Seven reporter to testify over White House clash
Australian television reporter Amelia Brace will testify before US Congress on Monday about being struck by police outside the White House to make way for a controversial appearance by President Donald Trump.
Brace and cameraman Tim Myers were filmed being pushed with shields and struck with batons as riot police tried to clear the Lafayette Square area of protesters.
The US Correspondent for Seven News was in the middle of a live-cross with Sunrise detailing the chaos when the pair was assaulted again.
"We've been fired at with rubber bullets, my cameraman has been hit, we've also seen tear gas being used," Brace said in the dramatic footage.
The crowd in which Brace was standing then started moving as they were pushed back, and a black clad-officer punched his fist into the camera Myers was holding.
Afterwards, Brace said: "You heard us yelling there that we were media but they don't care. They are being indiscriminate at the moment."
"They do not care who they are targeting at the moment," Brace said.
The incident came before Mr Trump and senior members of his administration posed for photos outside a historic church that had been vandalised the night before during demonstrations.
Reverend Mariann Budde, who described the incident as "outrageous", will also appear before the House Committee on Natural Resources.
In a press release, the hearing was described as "the first formal congressional inquiry on the incident, which ended with President Trump's now infamous photo op in front of St. John's Episcopal Church near the White House".
"The hearing … will feature testimony from Amelia Brace of Australia's Seven News, who was attacked by law enforcement despite clearly identifying herself and her cameraman; Kitten McDonald, a Navy veteran and Black Lives Matter protester wounded during the crackdown; and the Right Rev. Mariann Budde, bishop of the Episcopal Diocese of Washington, which includes St. John's Episcopal Church," the press release said.
Several investigations have been launched into the June 1 incident, which made international headlines, and the Park Service police who were filmed striking the Seven News crew were suspended.
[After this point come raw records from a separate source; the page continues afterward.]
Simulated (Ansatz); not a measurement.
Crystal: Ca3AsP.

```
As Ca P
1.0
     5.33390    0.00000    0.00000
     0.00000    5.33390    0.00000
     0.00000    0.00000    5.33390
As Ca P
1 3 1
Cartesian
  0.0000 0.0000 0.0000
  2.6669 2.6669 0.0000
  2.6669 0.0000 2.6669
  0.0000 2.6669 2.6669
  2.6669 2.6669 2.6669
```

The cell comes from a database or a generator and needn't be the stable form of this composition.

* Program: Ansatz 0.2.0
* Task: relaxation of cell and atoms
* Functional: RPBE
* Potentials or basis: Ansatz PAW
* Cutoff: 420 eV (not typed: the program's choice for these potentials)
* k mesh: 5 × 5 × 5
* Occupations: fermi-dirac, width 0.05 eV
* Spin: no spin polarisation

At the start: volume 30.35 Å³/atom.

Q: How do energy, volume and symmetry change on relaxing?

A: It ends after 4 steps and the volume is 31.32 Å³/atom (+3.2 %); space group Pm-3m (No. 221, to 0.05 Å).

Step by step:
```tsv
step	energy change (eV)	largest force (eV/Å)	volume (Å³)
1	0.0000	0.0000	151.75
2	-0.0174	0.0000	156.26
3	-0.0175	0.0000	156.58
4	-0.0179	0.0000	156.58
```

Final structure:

Foreign Minister Marise Payne called for an investigation and US Ambassador Arthur Sinodinos liaised with Washington authorities.
"Our embassy in the United States will approach the relevant authorities, and Channel Seven will also provide us with their views on how they wish to deal with it," Ms Payne said at the time.
Mr Trump spent only a few minutes outside the church after walking through the cleared area, which had been overrun with demonstrators for three days and continues to be the site of protests.
Brace has been approached for comment about her testimony, which will be live streamed and begins at noon, local time, in Washington DC.